The common belief is that the basement should be a damp and dark space. This is not true. Your basement space in your home should smell fresh and clean. A clean basement will give you more space in your home for other uses. However, if your basement cannot be used as an extra space, you must consider waterproofing to remove the dampness.
The Ultimate Checklist for Basement Waterproofing
You have work to do when your basement is dirty and damp. The following is a checklist of what you must not skip keeping your basement fresh at all times:
1. Inspect your basement
To know why your basement is dirty and damped, you must first conduct an inspection. For this, you should inspect a professional with the right equipment and expertise to help figure out the cause of the problem. The issue with your basement could be a result of leaks and cracks. A professional can figure this out and recommend the following action that must be taken. Immediate restoration steps should follow to prevent further damage to the structure of your home.
2. Repair cracks and leaks
After the inspection, the next step is to repair any leaks and cracks when waterproofing your basement. Water can seep into the floors and walls if there are gaps and cracks. This can cause moisture-related issues, affecting your home's structural integrity.
To repair cracks and gaps:
- Clean the area with a vacuum or wire brush to remove debris.
- Fill the crack or gap with an appropriate sealant, such as hydraulic cement or epoxy.
- For larger cracks or more severe damage, consult a professional to assess and repair the issue.
3. Install an interior drainage system
In waterproofing your basement, installing an interior drainage system is an important step that you must take. In doing this, ensure that you install a drainage channel around the perimeter of the basement. This system will stop water from pooling on the floor of the basement.
When installing an interior drainage system, dig the ground around the perimeter of the basement. Install the drainage channel and connect it to a sump pump. Finish up by covering the trench with gravel and use sealers to close the edges.
4. Install a sump pump
During basement waterproofing, sump pump installation is a step you must take. A sump pump collects any water that enters the basement through the interior drainage system and pumps it out of the basement. This helps to stop pooling and prevent water damage to your basement.
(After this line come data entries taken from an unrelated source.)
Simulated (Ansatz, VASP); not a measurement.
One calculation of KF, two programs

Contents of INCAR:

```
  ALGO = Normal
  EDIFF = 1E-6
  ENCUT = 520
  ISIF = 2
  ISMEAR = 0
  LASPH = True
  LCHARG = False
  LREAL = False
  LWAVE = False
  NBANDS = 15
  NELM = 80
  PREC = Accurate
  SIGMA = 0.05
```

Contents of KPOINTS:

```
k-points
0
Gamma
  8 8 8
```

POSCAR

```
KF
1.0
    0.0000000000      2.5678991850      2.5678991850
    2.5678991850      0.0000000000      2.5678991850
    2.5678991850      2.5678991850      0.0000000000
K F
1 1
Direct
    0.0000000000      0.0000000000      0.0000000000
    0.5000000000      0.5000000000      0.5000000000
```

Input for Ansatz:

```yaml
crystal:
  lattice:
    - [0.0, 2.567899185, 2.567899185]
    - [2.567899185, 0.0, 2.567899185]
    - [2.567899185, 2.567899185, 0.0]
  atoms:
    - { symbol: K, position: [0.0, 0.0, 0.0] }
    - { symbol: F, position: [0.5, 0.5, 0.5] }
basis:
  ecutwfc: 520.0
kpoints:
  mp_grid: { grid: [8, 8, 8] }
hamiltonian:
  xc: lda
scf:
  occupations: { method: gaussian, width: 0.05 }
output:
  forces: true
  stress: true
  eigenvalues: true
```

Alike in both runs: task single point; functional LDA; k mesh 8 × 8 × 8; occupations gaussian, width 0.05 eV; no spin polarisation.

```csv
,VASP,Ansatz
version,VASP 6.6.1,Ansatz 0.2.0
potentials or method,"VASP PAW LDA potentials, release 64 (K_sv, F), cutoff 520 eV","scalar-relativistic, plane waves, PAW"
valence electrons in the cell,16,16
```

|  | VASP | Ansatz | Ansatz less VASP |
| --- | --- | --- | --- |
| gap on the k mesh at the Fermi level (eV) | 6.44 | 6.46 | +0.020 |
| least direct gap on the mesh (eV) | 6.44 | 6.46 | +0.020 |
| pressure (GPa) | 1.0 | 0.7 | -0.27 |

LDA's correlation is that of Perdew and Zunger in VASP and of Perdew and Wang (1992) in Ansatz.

When installing a sump pump, you must first dig a pit at the lowest point in the basement. Connect the sump pump to the internal drainage system after installing it. Then install a check valve to ensure that there will be no flow back of water into the basement. To ensure the proper functioning of the sump pump you install, you must maintain it regularly.
5. Apply waterproof coatings
Applying waterproof coatings to the floors and walls of your basement is another crucial step you must complete. When coatings are applied, water cannot easily penetrate the surface of the basement walls and floors. This will prevent water damage and all other moisture-related problems.
You should start applying waterproof coatings by cleaning the surface of the walls to remove debris. Then, use a roller or brush to apply a waterproof coating. Allow the coating to dry completely before applying a second coat. Ensure that you select the correct type of waterproof coating. The factors that will determine your choice should be the climate, surface type, and moisture severity.
6. Seal basement windows
Basement windows are openings in the walls of the basement. Sealing them and the vents is an important step you should not skip during basement waterproofing. These openings can cause water damage because water can seep into the basement through them.
First, remove any old caulking or sealant from the edges to seal basement windows and vents. Then, apply a new layer of caulking or sealant around the edges, ensuring to fill any gaps or cracks. If the window or vent is damaged or deteriorated, consider replacing it with a more waterproof option.
7. Grade the soil around your home
Grading the soil around your home is an essential step in basement waterproofing. Proper grading helps ensure that water flows away from your home's foundation. This helps to prevent water from entering the basement and causing moisture-related problems.
Remove any debris or vegetation from the area to grade the soil around your home. Then, use a shovel or rake to create a slope away from the foundation. When doing this, ensure the slope is at least six inches over a distance of ten feet. Maintaining this slope over time is vital by regularly checking and adjusting the grading as needed.
Basement waterproofing is necessary to protect your home from water damage. You can effectively do this by inspecting your basement, repairing any cracks or leaks, installing machines like a sump pump and internal water drainage system, and grading the soil around your house. This checklist will help you avoid moisture-related problems in your basement.